Image: DAVID APPLEBY/NETFLIX

The worthwhile novel adaptation that is Netflix’s ‘Shadow and Bone’

Shadow and Bone follows Alina Starkov (Jessie Mei Li): orphan, cartographer for the Ravkan Army, and your average non-magical being. That is, until she’s not. Alina’s hidden powers are discovered and she gets whisked away to get trained and help destroy “The Fold”, a dangerous rip of darkness dividing the country.

Admittedly, I was an avid fan of the books, so I had high hopes. If you’re unaware, the show’s adapted from two series: Shadow and Bone, and the sequel duology Six of Crows, written by Leigh Bardugo. This leads to two (and a half) intertwined storylines. Though Six of Crows takes place after the events of the original trilogy, we get a mini unwritten prequel – an extremely clever move on the writer’s part as it is more widely loved by fans. The trio from the latter series also provides the show with a valuable break from the tried and tested chosen single trope. It stops the series from becoming just another repeat, giving some valuable insight into characters who will (I hope) play a much bigger part in what’s to come. 

It doesn’t feel in the slightest like a shoddily written money-grab that a lot of adaptations tend to be

The Netflix show soars in its casting. The chemistry between all the characters is fantastic, adding to the depth that each of our main characters is attentively given and rapturously portrayed with. In particular, the relationship between our protagonist and her childhood friend Mal (Archie Renaux) is a lot more likable than is portrayed in the books. It feels more genuine because we see Mal’s perspective more in a voiceover of letters that he writes (the books are solely from Alina’s perspective). Kit Young’s depiction of Jesper notably shines (though I am definitely biased here as he was my favourite book character). Charisma and all, he could’ve been relegated to comic relief or a henchman, but instead he’s a nuanced addict who thirsts for approval.

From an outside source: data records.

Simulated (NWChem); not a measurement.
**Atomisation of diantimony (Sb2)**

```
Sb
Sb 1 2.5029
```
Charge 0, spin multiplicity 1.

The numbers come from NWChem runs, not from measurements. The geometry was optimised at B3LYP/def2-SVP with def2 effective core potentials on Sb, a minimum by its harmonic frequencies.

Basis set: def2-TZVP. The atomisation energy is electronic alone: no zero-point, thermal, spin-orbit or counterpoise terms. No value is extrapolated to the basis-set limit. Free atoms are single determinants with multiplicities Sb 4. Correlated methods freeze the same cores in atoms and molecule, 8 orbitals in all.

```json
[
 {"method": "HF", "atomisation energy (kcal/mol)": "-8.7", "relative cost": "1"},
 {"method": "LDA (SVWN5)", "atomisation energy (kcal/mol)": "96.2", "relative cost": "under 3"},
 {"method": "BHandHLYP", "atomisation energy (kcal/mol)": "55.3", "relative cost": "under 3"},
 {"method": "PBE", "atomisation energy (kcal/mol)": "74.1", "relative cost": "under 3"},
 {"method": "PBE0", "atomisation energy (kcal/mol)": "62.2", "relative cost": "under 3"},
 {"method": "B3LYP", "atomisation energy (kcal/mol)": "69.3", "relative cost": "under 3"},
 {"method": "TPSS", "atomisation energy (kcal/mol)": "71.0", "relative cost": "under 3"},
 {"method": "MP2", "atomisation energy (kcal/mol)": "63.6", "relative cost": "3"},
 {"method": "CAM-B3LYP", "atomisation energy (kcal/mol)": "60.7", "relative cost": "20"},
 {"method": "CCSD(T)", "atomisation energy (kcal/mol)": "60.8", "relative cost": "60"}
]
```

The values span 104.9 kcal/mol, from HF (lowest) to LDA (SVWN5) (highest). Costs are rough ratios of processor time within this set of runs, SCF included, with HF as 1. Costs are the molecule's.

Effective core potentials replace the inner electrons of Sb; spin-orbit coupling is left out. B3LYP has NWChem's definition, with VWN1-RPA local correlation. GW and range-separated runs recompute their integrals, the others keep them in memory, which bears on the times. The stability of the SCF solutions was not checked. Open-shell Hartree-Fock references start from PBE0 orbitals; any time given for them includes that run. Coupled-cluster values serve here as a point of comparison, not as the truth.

There is also an easy sense of humour that I often find lacking in book adaptations. In both of the main storylines, I was surprised to be chortling regularly, and occasionally even laughing out loud, which doesn’t usually happen in this subgenre of adapted Young Adult books. What’s more, it doesn’t feel in the slightest like a shoddily written money-grab that a lot of adaptations tend to be. It’s remarkably well thought through, perhaps due to Bardugo’s very hands-on approach in the creation of the Netflix series. 

The budget Netflix has given the show didn’t hurt either. From the delicate details of the Little Palace to a packed bar in the depths of Ketterdam, the Grisha-verse feels more than simply well thought through, but thoroughly lived in. The Fold, a daunting foe, brings out the best and the worst in our characters and adds an element of horror in all of its gruesome glory. 

The characters are rich, the world is stunning, and there is everything I could hope for after the constant on-screen let downs

Now for the bad bits. The show’s approach to race did seem very (for lack of a better term) “Bridgerton-y”. Alina is half-shu. Nowhere is it apparent what this means and, apart from being mentioned a couple times, it doesn’t seem to have any reasonable effect on the plot or her character. The Grisha-verse proves overly complicated to a newcomer, too. Though this is clearly a show made for fans of the books, it sacrifices a lot in setting a fast pace and under-explaining the relevant nuances of the powers of the Grisha. 

As a fan, I was delighted. The characters are rich, the world is stunning, and there is everything I could hope for after the constant on-screen let downs. Scenes have been plucked out of the books word for word, and classic lines delivered in a way that gave me butterflies. If you are new to the series, it is still packed full of fantasy, mystery, and romance, with surprises around every bend. That being said, of course, I strongly recommend the books.